SALUTE

Written by      

In every whitebaiter’s life there is a moment they dream of; a tantalisingly elusive moment which will make all the misery, the dis­comfort, the sheer boredom of ‘baiting astoundingly and deli­ciously worthwhile.

Writer and whitebaiter Kerilulme recalls her special day:

“It was the seventh of November, getting toward the end of the season, and there hadn’t been much ‘bait for the past week or so. So when I went out at around six in the morning, there wasn’t anyone else near. The water was clear amber perfection, every stone on the bottom visible, and I thought, ‘This won’t be much cop, any ‘bait’ll see me coming.’ But the morning was quiet and still, so I slid the net into the water and strolled toward the mouth, looking at oystercatchers on the other bank, the distant green waves, a gull flying away to the south. Suddenly the net was strangely heavy, like I’d snagged something. I lifted it, and there were streams of ‘bait sliding down to the bottom. Beautiful golden streams.”
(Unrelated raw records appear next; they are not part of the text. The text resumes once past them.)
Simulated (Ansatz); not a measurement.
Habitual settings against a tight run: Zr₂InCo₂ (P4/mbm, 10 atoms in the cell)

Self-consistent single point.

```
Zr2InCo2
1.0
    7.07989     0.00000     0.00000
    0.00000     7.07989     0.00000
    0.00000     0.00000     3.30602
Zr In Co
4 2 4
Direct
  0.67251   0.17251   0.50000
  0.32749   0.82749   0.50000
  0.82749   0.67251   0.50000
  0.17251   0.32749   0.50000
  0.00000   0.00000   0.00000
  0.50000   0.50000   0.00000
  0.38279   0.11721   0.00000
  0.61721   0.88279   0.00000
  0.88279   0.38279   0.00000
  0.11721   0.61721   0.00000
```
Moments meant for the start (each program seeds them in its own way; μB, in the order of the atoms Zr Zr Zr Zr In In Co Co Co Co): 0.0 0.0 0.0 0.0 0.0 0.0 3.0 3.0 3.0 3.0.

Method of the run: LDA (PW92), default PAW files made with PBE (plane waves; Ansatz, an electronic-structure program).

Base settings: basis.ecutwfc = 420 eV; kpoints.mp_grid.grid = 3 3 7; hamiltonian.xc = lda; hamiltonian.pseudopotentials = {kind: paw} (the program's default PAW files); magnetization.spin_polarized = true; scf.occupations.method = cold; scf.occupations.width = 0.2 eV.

In one drag, Hulme had netted nineteen-and-three-quarter pounds of whitebait. That, for those of us unused to such quantities, is about a bucket-and-a-half. Such a moment  comes once in a lifetime.

Hulme has been ‘baiting on the coast for 23 years—since September 2, 1970, to be precise. That was the year she moved over the hill from Canter­bury to be a West Coast postie. Where she’d come from, ‘baiting was no big deal. But on the opening day of the West Coast season, as her fellow Post Office workers skived off to check their nets, Hulme realised that white-baiting was to be part of her cultural adaptation to the Coast. The following day she was down there with the others, and has been, ever since.

Like whitebaiters, photographers need one characteristic above all others: patience. Arno Gasteiger had ample opportunity to test this truth as, over a period of 18 months, he spent his every spare moment walking, waiting and watching for the images which appear in his photo essay on Queen Street. For the period of this assignment—his 23rd for the maga­zine—the versatile Austrian-born photographer lived in a converted office space just off Queen Street, and visited the street at all hours of the day and night to observe the urban jungle at ground level. Eventually, the regulars of the street began to notice that he was a regular too. And with that observation came suspicions and assumptions. Twice he was asked if he was a plainclothes police officer; several times if he could supply drugs.

Gasteiger says his life became a schizophrenic switch between the heart of the city and the wilderness beyond, as his other Geographic assignments continued. The contrast was, he says, beneficial to the way he perceived his work. “When I was on the street for long periods, I would start seeing the things which happen as ordinary. When I came back from wilderness areas it was as though my eyes had been washed, and I could see the outrageous nature of the street clearly again.”

For Tauranga photographer and writer Kim Westerskov, whose work features in both the emperor pen­guin and White Island stories, the closer he is to real wilderness—and the further away he is from cities—the better. Westerskov, a naturalist with a doctorate in marine sciences, “gave up studying nature with graphs and mathematics” 12 years ago to record nature lovingly through a camera lens.

Antarctica is one of his particular loves, and when he was offered the chance to be there in the moody halflight of spring, rather than the bright, non-stop glare of summer, he seized it. “When I’m in that land­scape sculpted by wind and water, humanity and all its problems might just as well not exist,” he says.

For someone used to the cool silence of the frozen continent, the contrast of White Island’s raw volcanic violence must have been a shock. Whereas the Antarctic hides its threat to human life behind a face of stark beauty, the dangers of White Island, with its steamy clouds of poison gases and constant eruptions, are quite apparent.

“On White Island, you are constantly aware that if you make a wrong move, you’re history,” Westerskov says. “Several times the geologists warned me that the area on which I was about to walk was only a thin crust.”

Westerskov has visited the island five times, and most times, he says, there is a point at which the alien rawness of the island suddenly becomes intolerable to him.

“At that point I think: ‘Let me off, I want to go home.”‘

So, even for one who loves the wilderness with a passion, a time comes when the safe familiarity of human society is necessary.